In this case, his name was Arch Ward. He was the sports editor of the Chicago Tribune years ago, and a rather powerful and influential man in his time. In 1933, he cooked up the idea of a baseball all-star contest, to be played in conjunction with the Chicago World's Fair.
Ward intended it to be a one-time event, but the public loved it, so it kept going. The following year, in 1934, Ward helped stage an all-star football game as well.
This weekend, one of the mutant spawns of Ward's creation will take place in Orlando, when the 2012 NBA All-Star Game is played. The league didn't hold its inaugural season until 1946, and didn't create its first all-star event until 1951. But Ward's fingerprints are still all over this weekend's festivities. And given the current state of all-star games, he might have been wise to wipe them clean when he had the chance.

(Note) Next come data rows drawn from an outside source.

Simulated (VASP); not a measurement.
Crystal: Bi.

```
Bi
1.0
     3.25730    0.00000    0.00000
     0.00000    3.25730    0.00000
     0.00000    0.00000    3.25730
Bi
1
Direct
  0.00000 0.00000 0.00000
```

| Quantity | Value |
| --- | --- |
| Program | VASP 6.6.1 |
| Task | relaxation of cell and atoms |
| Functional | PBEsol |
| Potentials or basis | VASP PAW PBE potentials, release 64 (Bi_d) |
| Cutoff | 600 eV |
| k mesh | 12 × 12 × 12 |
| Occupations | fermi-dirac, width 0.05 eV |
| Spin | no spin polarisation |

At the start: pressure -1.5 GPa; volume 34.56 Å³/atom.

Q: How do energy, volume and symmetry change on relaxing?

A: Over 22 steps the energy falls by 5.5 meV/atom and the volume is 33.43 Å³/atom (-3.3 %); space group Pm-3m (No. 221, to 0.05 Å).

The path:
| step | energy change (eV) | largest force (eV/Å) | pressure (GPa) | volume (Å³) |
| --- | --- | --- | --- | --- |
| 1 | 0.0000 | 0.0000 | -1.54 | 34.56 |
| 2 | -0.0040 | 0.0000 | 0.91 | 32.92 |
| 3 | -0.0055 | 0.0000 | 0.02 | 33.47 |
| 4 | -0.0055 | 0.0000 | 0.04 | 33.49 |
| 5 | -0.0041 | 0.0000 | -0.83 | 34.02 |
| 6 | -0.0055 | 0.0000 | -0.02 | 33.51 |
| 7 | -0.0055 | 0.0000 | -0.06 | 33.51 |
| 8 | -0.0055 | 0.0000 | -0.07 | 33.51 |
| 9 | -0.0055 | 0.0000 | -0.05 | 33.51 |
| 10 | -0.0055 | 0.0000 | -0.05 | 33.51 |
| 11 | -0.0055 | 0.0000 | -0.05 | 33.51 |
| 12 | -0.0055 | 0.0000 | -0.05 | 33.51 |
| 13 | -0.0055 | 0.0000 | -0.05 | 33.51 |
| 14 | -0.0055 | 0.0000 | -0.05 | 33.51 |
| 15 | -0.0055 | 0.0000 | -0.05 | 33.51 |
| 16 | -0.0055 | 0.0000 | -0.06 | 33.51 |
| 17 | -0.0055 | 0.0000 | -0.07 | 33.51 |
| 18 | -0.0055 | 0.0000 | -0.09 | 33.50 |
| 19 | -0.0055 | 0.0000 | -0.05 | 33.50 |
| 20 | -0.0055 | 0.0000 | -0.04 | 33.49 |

It was only a few short weeks ago that Aaron Rodgers blasted some of the participants in the NFL's Pro Bowl for apathy, which led to a Roger Goodell introspective moment in which he declared that the event would be reassessed, and if it couldn't be improved, it might become extinct.
Certainly these current incarnations in the major sports leagues have grown into weekend extravaganzas with offshoot attractions that serve as television programming. But does anyone really care?
On a certain level, you can feel the ennui among NBA players as well. They want to be named to the squads. They'd just sooner stay home with their families and friends and enjoy a few days off. I believe that is especially true for older veterans: They become more obsessed with remaining relevant and among the elite as their skills dwindle, so they desperately want to be selected; but they're more in need of, and desirous of, the respite.
When you have those dynamics present, the game itself can't help but be a bore.
At the core of the issue is the fact that All-Star Games have no meaning. They're just dolled-up exhibitions. Major League Baseball has tried to give its Midsummer Classic some juice by bestowing home-field advantage in the World Series to the winning league in the All-Star Game. But most aficionados balk at the contrived attempt at thrills. Clubs fight all through a 162-game regular season to amass a great record, yet it means zilch when it comes time to decide home field in the Fall Classic? That's preposterous.
The NBA All-Star Game has nothing whatsoever at stake. In years past, it has generated some enthusiasm through the flash and competitive nature of its players. Both seem to be in short supply nowadays.
There have been some good games, providing a modicum of entertainment value. Yet you have to focus on the reason why people watch sports at all to accurately evaluate any All-Star contest:
Fans tune in to any sports event because they don't know what is going to happen. They seek and desire drama. The essence of drama is conflict. But there's very little conflict in a meaningless exercise, and therefore no resulting drama. There's even less conflict and drama when you consider that players such as Chris Paul from the West and Dwight Howard from the East are close pals, that many of the players on both squads are friends, that many share the same agents and often work together on outside business opportunities.
The game also has taken a back seat to the weekend. It's not just an assembling of the NBA's premier players, but also a meeting place for hangers-on, agents, would-be entrepreneurs, memorabilia collectors, and, of course, ladies who would like to meet professional athletes. All of that is perfectly fine, but that atmosphere has succeeded in turning the actual game into an afterthought.
There are also the preliminaries, such as the Rising Stars game, the Slam Dunk, the Three-Point Contest, etc. It all works as filler, but again, no detectable trace of drama. Blake Griffin was so thrilled by capturing the crown in last year's Slam Dunk that he decided not to even participate this year. And the three-point contest peaked when Larry Bird announced to the rest of the contestants that they were all playing for second place, because he was going to win it. That was in the `80s.
Like most things in life, you can get to the bottom of this issue by following the money. Professional athletes today make so much of it that they see little incentive in All-Star participation. Aside from the occasional newcomer, most of the All Stars are well-established individuals who have career and business momentum. They don't need to generate more by playing in a game in which the outcome means nothing.
Certainly they have professional pride. Absolutely they enjoy the camaraderie, and the feeling that they are among the best. But that doesn't go very far in an All-Star Game, and it doesn't replace the organic excitement that emerges from a real game with something at stake.
The NBA All-Star Game is worth watching, and so are other All-Star Games. Just remember that if by doing so you're able to catch up on all that sleep you've been missing, you can thank a sportswriter.